Yet Jason and Bernie Turner found an open door at their local swimming clubs in Portarlington and, most recently, Portlaoise.
Bernie doesn’t mind getting up at 4:45am in the mornings to drive Nicole to training before school. Jason takes on the driving at weekends and their other children Daniel (21) and Ciaran (16) row in with it all.
Their reward in Rio de Janeiro? Seeing their exceptional daughter/sister excel on a world stage at just 14 and and then represent her new-found family as Irish flag-bearer in the Paralympic’s Closing ceremony.

It’s the same in a house in Clontarf where Ellen Keane (21) is the youngest of four children.
After she won her bronze medal in Rio her dad Eddie reflected on the whole family’s contribution, saying: “We have to thank the lads (twins Graham and Philip) and Hazel too, for staying quiet and going to bed early, and starting studying at 9 instead of 10. They all did their bit.”
Her mum Laura jokes that she’s not sporty but “an elite supporter” and believes Ellen gets her talent from her own late father Fergus Boland who, sadly, never knew his granddaughter, but was a regular at events like the Liffey swim.

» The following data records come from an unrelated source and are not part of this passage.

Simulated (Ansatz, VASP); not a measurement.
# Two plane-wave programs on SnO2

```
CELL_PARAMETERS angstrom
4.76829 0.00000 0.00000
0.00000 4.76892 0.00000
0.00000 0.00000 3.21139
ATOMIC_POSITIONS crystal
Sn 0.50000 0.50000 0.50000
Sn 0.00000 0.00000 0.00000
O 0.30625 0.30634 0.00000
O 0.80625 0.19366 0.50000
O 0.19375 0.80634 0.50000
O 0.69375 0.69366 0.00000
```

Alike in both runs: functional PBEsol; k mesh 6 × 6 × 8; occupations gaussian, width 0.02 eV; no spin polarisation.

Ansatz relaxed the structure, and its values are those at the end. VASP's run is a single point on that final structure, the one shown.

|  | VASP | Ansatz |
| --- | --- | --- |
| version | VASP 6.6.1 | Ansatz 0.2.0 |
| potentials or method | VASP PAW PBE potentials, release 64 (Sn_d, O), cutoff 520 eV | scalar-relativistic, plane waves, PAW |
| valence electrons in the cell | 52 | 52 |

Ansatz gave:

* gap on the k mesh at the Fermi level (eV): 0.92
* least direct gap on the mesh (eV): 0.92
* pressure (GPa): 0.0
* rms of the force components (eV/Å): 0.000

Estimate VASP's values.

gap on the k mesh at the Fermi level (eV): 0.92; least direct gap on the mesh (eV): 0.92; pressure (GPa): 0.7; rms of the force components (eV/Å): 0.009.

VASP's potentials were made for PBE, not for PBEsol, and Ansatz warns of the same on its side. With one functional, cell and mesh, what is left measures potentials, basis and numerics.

As Ireland’s record 11-time Paralympian sailor John Twomey’s family is more extended than most of his teammates.
Asked by the Brazilian Ministry for Sport where he keeps his Paralympic medals and paraphernalia that stretches back over 40 years Twomey revealed he’s already given most of it away to young children, to inspire them to get involved in sport; a man already extending the reach of the Paralympic family.
Sponsors are another extension of it.
Mondelez International decided to give one of their places in Rio to a member of their own Irish staff and their internal competition was won by Grainne Rowe.
Her choice for travelling partner was her mate Linda Evans, whose eldest child Luke captained Ireland’s CP football team in Brazil.
“All Peter and I ever wanted, and still always want, is for all four of our children to be the best they can,” Linda said.
“Luke takes the captaincy very seriously, especially now there’s a lot of young lads come in. They all headed out from the (athletes’) village one night but one lad had no family in Rio so Luke stayed with him.

“I’ve got to know all the other families over the years, you watch the lads grow up and now we see Gary Messett become a dad too, and that’s just lovely,” she added.


Mick Monahan is a GAA man from Kildare who has refereed All-Ireland senior finals.
He knew nothing about Paralympic sport but was worried when his son Patrick was left in a wheelchair after a car crash nine years ago.
Two years ago Pat took up wheelchair racing and has not looked back and Mick has noticed that, since Pat’s accident, his four sons have become even closer as brothers.
The O’Learys were always into canoeing.
Jude Coughlan and Pat O’Leary actually went to the same primary school in Glasheen in Cork. They got together when they were both in the canoeing club in college, married and are now parents to Sean (10) and Joe (8).
When Pat had to have his leg amputated less than five years ago sport provided physical and mental healing for him and his family have also benefited.
“Paralympic sport has turned something that was potentially very negative into something very positive,” Jude explained.
“It was a real choice for health. Pat could have sat at home and been depressed five years ago but he didn’t, and it’s made us all healthier as a family.
“We all go to the swimming pool together and all our holidays are based around his competitions. We bring the bikes and we go cycling and Pat goes training. It’s been so positive.”


In Paralympic sport sometimes even complete strangers become your family.
Many would regard tandem pilot Eve McCrystal as a selfless domestique for her visually impaired stoker Katie-George Dunlevy who achieved her dream of two medals in Rio, but McCrystal regards their effort and achievement as perfectly shared.
“We’re a team and I never want people to think that I’m at the front of the bike,” McCrystal stressed.
“People can see my results as a domestic rider at home. They don’t see Katie’s because she can’t ride on her own but, if Katie could ride a bike on her own, she’d be exactly the same as me.” 
Their personalities, she jokes, are chalk and cheese.
“I’d be more highly strung, Katie would calm me down. We kind of balance each other out. I honestly don’t know, if we weren’t cycling, that we’d be ever friends but, on a bike, we’re one person,” she says of their remarkable symbiosis.
Katie’s girlfriend Helen Jacob  has another take on the Paralympic family.
“We’ve missed so many family events –  40th birthdays, weddings etc..-  but our friends and family understand what Katie does and believe they are part of this team too,” she said.
“What both of them have put in is phenomenal,” she added. “Eve has two young children and she misses things like first days at school and birthdays for training.”
Eve’s little daughters are already benefiting from the Paralympic family’s remarkably diverse and extended family and learned some of its core values.
When Eve phoned them after winning the second medal she was told “Mammy, we’ve figured out who’s going to get the man (mascot doll) with the gold hair and the man with the silver hair.’
Ava (8) has figured out that, as the eldest, she’s entitled to first dibs on golden Tom.
But she said she will happily share and swap him with Nessa’s silver Tom every Friday.